This piece has been updated after initially running on Feb. 3.
LeGarrette Blount wasn't even asked about Duce Staley. He was talking about Jay Ajayi and then all of a sudden he segued to Duce and what a terrific head coach he thinks his position coach would make.
“He’ll be a great head coach and hopefully he gets that opportunity," Blount said.
Staley's seventh year as an Eagles assistant coach and fifth year as running backs coach culminated with a Super Bowl ring. He and Doug Pederson are the only coaches on the current Eagles staff who coached under Andy Reid, and Staley is the only one who's coached under Reid, Chip Kelly and Pederson.

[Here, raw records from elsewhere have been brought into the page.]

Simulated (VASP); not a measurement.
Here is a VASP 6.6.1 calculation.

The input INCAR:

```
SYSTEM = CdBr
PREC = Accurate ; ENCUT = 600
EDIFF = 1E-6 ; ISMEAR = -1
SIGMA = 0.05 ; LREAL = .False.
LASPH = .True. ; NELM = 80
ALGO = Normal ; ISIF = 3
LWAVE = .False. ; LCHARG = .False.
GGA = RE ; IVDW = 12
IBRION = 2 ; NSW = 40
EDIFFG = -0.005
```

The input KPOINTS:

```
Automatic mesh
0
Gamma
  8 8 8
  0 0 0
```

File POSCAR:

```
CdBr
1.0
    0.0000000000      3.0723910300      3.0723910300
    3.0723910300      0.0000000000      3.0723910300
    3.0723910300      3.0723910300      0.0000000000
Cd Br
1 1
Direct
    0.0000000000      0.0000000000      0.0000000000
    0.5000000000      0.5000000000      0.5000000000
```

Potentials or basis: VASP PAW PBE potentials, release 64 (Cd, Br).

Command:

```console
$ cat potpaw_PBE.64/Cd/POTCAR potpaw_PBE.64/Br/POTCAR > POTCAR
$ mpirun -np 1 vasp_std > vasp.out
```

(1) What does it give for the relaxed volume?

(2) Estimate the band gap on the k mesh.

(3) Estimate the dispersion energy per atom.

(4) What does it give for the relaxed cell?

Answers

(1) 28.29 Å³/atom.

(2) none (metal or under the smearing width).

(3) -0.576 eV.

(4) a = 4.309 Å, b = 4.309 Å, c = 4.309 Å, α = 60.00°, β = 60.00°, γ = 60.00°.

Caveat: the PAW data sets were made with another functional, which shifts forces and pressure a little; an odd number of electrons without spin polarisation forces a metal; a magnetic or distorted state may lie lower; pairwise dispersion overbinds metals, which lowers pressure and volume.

He's firmly established his credentials as one of the NFL's best running backs coach. But he wants more, and he deserves more.
With John DeFilippo now in Minnesota and Frank Reich in Indianapolis, Staley is a top internal candidate to become the Eagles' offensive coordinator.
"He know defensive schemes inside and out," Blount said. "He studies film relentlessly. He texts us throughout the week and sometimes throughout the night and it's just like, 'Hey man, make sure you look at this, make sure you look at that, make sure you understand this,' so we can go out there and play fast.
"I think he can be an amazing play-caller. Just because he’s a running back doesn’t mean that he’d be one of those coaches who goes out there and runs the ball 60 times and throws it 15."
After retiring in 2006 and spending four years away from the game, Staley spent two years as the Eagles' special teams quality control coach under Reid before taking over running backs under Kelly.
Staley, 42, did interview for the Eagles' head coaching vacancy after Kelly was fired. He said he'd love the opportunity to move up in the coaching rankings.
“Yeah, definitely," he said in early February. "I think as coaches when you get into this business you're always looking to climb the ladder. Not looking to maintain that certain position.
"When you have a chance to move forward, when you have a chance to advance, you definitely want to take advantage of it."
Pederson and Staley were teammates in 1999. Staley had a franchise-record three 1,000-yard rushing seasons during his Eagles career. Along with former teammate Brian Westbrook, LeSean McCoy — who he coached — and Wilbert Montgomery, he's one of only four players in Eagles history with 4,000 rushing yards and 250 catches.
“Duce has done a great job," Pederson said before the Super Bowl. "He definitely, kind of like myself, leans on his experiences as a player because he’s been there, done that, out there in the games.
"The running back coach position, it takes a special coach. I don’t think just anybody can do it. You’ve got to have a presence about yourself, you’ve got to have a way about yourself, you’ve got to be able to communicate with different personalities in that room, and in our case we’ve got a couple starters in that room, and he’s been able to really shape them and mold them and get them to buy into what we’re doing offensively.
"Each one has a role, he does a great job with that, and he knows when to be hard on them. They all take coaching extremely well, and he’s been a big asset to that room, to the running backs, and to me.”
For whatever reason, Staley had not previously been considered a "hot name" when offensive coaching promotions were discussed, but he should have been.
Since he became running backs coach in 2013, the Eagles have the fifth-most rushing yards in the NFL and the sixth-highest rushing average at 4.4 yards per carry.
They're also third in scoring during that span and fourth in total yards.
"Duce is a guy who wants to win a lot of football games and he’ll do whatever it takes to win those games," Blount said. "So as a head coach I think he’d be a perfect candidate for a lot of teams.”